Saturday, May 17, 2008

Rum River Flag Course Practice and then Some

05-16-08 Friday

A couple days ago I made arrangements with Julie who works at Country Camping Tent and RV Park to use their landing on the Rum River near Isanti, Minnesota. Ed Arenz and I wanted to paddle the race course before Sunday’s race. Keith Canny and Lee Jarpy decided to join us.

The last two times paddling with Joe Conrad and Ed Arenz I couldn’t trim my We-no-nah V1 Pro canoe properly. The more I thought about it I also had two fairly heavy dry bags in the canoe during these paddles that actually were helping me trim the canoe and I still was bow down. There was no way I would be any better for this Sunday’s upcoming race when I didn’t have the dry bags in the canoe.

What was I going to do? Well, I decided to break out my Crozier V1 Pro. Everett Crozier made this canoe for me in the winter of 2001.That winter I set it up for racing, but since I had another V1 Pro this canoe would only be used in one race. Kate Ellis and I raced in this canoe in the final race of 2003 on Lake Bemidji at the Headwaters Classic Canoe Race. In that race I was in the bow and Kate paddled the stern.

Last night I put the Crozier V1 Pro on the Suburban so I wouldn’t have to do in the morning. It was around 50 degrees when I woke up around 0600 am. The winds were expected to increase throughout the morning. We were to meet around 1000 am at Country Camping’s office building.

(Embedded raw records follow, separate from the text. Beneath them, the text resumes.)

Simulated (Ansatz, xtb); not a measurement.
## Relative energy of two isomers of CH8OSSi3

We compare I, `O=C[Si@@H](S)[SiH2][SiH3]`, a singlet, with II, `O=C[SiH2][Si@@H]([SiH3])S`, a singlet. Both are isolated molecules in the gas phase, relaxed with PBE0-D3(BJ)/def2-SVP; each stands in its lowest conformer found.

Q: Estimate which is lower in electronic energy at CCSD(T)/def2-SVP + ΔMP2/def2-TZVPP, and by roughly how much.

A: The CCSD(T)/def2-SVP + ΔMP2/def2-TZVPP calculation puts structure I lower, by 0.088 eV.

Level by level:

When I started out for the 28 mile drive there was blue skies and the temperature was rising. Today was one of the few days this spring that actually felt like a spring day. I was looking forward to today’s paddle. There were some thin, white clouds that began to move in, but they would eventually completely clear out.

The front door to Country Camping was open when I pulled in at 0910 am. I was early, but that’s not unusual. Julie was inside the office where I introduced myself. We talked about the previous year’s races and other canoeing trips. Julie also showed me a layout of this years race that Pati Midlo drew for the racers.
Keith Canny was the next person to show up. Keith and I spent some time talking at the picnic table while basking in the sun before Lee Jarpy pulled in and then Ed Arenz pulled in right at 1000 am.

We all drove down to the landing where we parked our vehicles. Ed walked to the stern of the C-2 and I could see the look in Ed’s face like, where did this canoe come from. We took the canoe out of the cover and placed the canoe on the grass. It has been 4 ½ years since this canoe has seen any sun and I couldn’t remember if I changed the foot brace position since Kate was in the stern last. It was in the correct position so I must have changed it.

After I took the cover off I realized I forgot to bring my current license from home to put on the canoe. Earlier this winter/spring I had to buy either 4 or 5 licenses for my canoes.
Ed made the comment that he didn’t see any scuff marks on the inside bottom of the canoe. I told him there was a reason he didn’t see any marks. I told him that he has to remove his shoes if he wanted to paddle in it. I took a couple photos of my old, new looking Crozier C-2 while it was out of the water. Next I told Ed that I couldn’t have any river water touching the outside of the canoe either. Since both of these demands seemed unreasonable I eventually gave in and off we went.
We put in the water at 1023 am. It was just a fantastic morning to get out on the water for a paddle and it just felt good. Immediately I took off my shirt to soak up the sunshine. Earlier at home I put on sun screen.

I noticed the difference in the feel in the Crozier over the We-no-nah right away. The Crozier is a much better quality boat and it is much more responsive over the We-no-nah because it’s much stiffer. Ed told me he could tell the difference immediately, also. It’s going to be tough when I paddle the We-no-nah again. I think I’ll only use it now for training or racing in really shallow, rocky rivers.

Of course, Keith started in the psychological mind games saying things like, for a Crozier canoe it sure is throwing off such a large wake and the canoe looks nice, but it sure is floating deep in the water. All in the attempt to make us believe we were paddling slow.

The last time I paddled this portion of the river was in the 2003 race. Ed and I would paddle hard, go back and ride the other boat and talk about current canoe events. One thing you must know when paddling with Keith and Lee is that they will tell you many different “stories”. I’ve mentioned about the notorious bridge sprints. What I didn’t know was that in Keith and Lee’s mind they have never lost a sprint even though they have never always crossed the imaginary line first. A couple days ago it was the age adjusted handicap and today there were other reasons why they won.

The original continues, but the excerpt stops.